J August Richards is living the surreal life. As a fan, a comic-book collector, he spent his childhood fantasizing about superheroes he is now surrounded by.
“To be able to participate, it’s one of those full-circle moments,” he says on a break from filming a new bravo series, Girlfriends’ Guide to Divorce. “It’s pretty hard to digest.”
He knew he was living the dream when he saw the first trailer for Agents of S.H.I.E.L.D.. “I saw myself as Mike fly out that window and catch that woman,” he describes. “I thought, I’m done, I’ve done everything I came to do.”
But of course, Agents of S.H.I.E.L.D. had more in mind for his character Mike, now Deathlok. And Richards has some hopes for the character who began the series as a father, acting for the best interests of his son.
“I really connect to him as a human being before the super powers got involved,” Richards says. “His intention has never changed and I would love to see him have a moment where that is redeemed.”
Richards’ enthusiasm for working in the genre today is clear, even over the phone. The sci-fi comic-book scene is experiencing a renaissance in the mainstream and at the same time managing to satisfy a hardcore audience that can be the toughest to serve. Guardians of the Galaxy’s release this summer shows that even a lesser-known comic book can draw people out and satisfy the nerds.
“It’s attracting the best talent in the business in terms of directors, writers and actors,” he says. “It’s interesting to watch a Robert Downey Jr interpret Iron Man, something you imagined as a kid.”
Richards is a full participant in fandom. His twitter feed is littered with retweets of fan art of his characters from S.H.I.E.L.D. and Angel.
“I love them. I honestly do,” Richards says of visiting fan expos and comic cons, like his upcoming visit to Edmonton Expo. “I love to travel, number one, and then number two I love to meet people and interact with people.”
Richards will join Summer Glau, Mads Mikkelsen and others at Edmonton Expo’s third year this weekend. According to organizers, Edmonton Expo is growing at a faster rate than its elder sibling, the Calgary Comic Expo. Now in year three, organizers say the Edmonton Expo is at an equivalent size to what the now decade-old Calgary Expo was in year six.
“We admittedly made a lot of mistakes with Calgary as it grew,” says spokesperson Emily Expo. “We learned from the mistakes and applied those lessons to Edmonton.”

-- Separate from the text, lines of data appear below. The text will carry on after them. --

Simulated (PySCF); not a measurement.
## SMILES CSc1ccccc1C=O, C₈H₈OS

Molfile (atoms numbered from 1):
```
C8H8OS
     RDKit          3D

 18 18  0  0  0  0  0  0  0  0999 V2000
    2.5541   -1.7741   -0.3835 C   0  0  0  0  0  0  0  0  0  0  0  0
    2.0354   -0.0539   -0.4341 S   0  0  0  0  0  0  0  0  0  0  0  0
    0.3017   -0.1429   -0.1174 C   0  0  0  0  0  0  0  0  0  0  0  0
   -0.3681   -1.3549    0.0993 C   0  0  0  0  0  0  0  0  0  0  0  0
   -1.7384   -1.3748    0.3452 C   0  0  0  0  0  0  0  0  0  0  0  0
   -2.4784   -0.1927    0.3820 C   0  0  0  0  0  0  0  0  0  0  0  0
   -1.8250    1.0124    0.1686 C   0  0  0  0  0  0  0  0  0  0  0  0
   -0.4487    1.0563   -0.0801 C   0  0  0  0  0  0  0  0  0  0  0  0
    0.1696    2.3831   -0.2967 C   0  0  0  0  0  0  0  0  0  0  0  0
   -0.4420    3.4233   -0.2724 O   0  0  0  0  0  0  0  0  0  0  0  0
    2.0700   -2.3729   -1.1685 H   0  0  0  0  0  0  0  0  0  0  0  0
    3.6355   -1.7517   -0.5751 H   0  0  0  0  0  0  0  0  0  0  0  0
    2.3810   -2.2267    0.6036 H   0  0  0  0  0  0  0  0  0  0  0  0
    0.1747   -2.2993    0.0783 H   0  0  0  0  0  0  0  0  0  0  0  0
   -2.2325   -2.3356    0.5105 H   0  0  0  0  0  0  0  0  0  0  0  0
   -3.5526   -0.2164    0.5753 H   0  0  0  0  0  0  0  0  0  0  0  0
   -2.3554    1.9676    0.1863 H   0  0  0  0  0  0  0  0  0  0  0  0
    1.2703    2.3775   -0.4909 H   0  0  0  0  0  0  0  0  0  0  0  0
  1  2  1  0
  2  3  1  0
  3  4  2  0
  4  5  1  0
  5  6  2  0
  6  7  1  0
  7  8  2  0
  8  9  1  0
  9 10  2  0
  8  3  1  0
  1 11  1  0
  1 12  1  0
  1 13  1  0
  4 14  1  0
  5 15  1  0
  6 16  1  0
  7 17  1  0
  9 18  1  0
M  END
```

In addition to the media guests, the Expo has maintained a focus on local artists and workshops. The two-and-a-half-days of programming are filled with workshops put on by local artists, comic-book creators and fellow nerds, including Mayor Don Iveson, who is presenting on “Building a Future City.”
“We would like to promote the art of the local artists whenever we can,” Expo says. “It’s the same as the programming: who better to learn about how to break into the comic book market from than a professional in your city?”